Called PreventASe, the solution is suitable for a broad range of applications and optimised for higher-pH applications. It can reduce acrylamide in processed foods “by up to 95%”.
DSM said that global awareness about acrylamide is on the rise. Earlier this year, legislation was introduced in the European Union (EU) forcing manufacturers to regulate the amount of acrylamide in their products for the first time.
The EU has established ‘benchmark’ levels of acrylamide for various food products, ranging from 350 micrograms (μg) of acrylamide per kilogram for biscuits and cookies to 750μg per kilogram for potato crisps and 850μg per kilogram for instant soluble coffee.
Acrylamide is a by-product of the cooking process used in the production of a variety of foods including baked, fried, roasted or toasted bread; snack products like potato chips; and some other products such as coffee. Fried potato products like fries, potato chips and hash browns have been found to contain the most acrylamide while toasted bread can have up to ten times as much acrylamide as untoasted bread.
Acrylamide is a proven carcinogen and poses severe health risks, especially for children, whose diets tend to be more heavily weighted towards bread, cereals and potato-based snacks than that of adults.
DSM stressed that food manufacturers are acting fast to reduce acrylamide in their products, but face a challenge to deliver acrylamide-reduced versions with the same taste and texture their consumers know and love.
The problem is particularly prevalent in applications that contain ingredients like chemical leavening agents or masa (corn which has undergone a lime treatment) such as savoury crackers, biscuits, tortilla chips, and corn chips, and are therefore more alkaline (up to pH 9).

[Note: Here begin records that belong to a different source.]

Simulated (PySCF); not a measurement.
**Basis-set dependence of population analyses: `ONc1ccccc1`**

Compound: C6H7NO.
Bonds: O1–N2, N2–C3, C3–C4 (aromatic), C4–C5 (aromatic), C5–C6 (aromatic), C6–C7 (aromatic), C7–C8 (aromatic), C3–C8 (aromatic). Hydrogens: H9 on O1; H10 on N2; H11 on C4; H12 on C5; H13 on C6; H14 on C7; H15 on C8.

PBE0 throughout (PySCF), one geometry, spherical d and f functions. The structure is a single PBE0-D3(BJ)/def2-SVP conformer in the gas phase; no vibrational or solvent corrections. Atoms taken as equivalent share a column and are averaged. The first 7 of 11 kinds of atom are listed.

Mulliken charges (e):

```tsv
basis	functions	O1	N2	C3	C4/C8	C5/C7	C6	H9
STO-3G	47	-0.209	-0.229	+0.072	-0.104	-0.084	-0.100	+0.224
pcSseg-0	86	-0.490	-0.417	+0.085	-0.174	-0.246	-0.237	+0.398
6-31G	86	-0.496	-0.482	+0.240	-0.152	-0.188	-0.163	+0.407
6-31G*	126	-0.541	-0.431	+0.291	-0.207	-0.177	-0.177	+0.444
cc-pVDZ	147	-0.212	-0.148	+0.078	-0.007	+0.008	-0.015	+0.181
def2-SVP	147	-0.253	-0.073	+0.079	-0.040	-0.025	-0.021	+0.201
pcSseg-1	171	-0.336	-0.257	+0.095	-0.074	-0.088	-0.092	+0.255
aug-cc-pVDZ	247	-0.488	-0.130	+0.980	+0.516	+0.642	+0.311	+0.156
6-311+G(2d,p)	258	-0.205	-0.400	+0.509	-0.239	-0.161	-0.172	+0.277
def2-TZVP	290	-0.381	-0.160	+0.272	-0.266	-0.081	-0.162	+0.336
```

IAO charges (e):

PreventASe and PreventASe XR are asparaginases that convert free asparagine present in many foods, thereby preventing the formation of acrylamide without impacting taste, texture or shelf life.
Fokke van den Berg, business director for Baking at DSM, said: “The global conversation about acrylamide is heating up, and DSM is working with our customers to address this challenge for the food industry.
“An advantage of using asparaginase to tackle acrylamide is it requires negligible changes to a product recipe or production process. With PreventASe and now PreventASe XR, DSM is enabling acrylamide reduction in the widest range of snacks and baked goods.”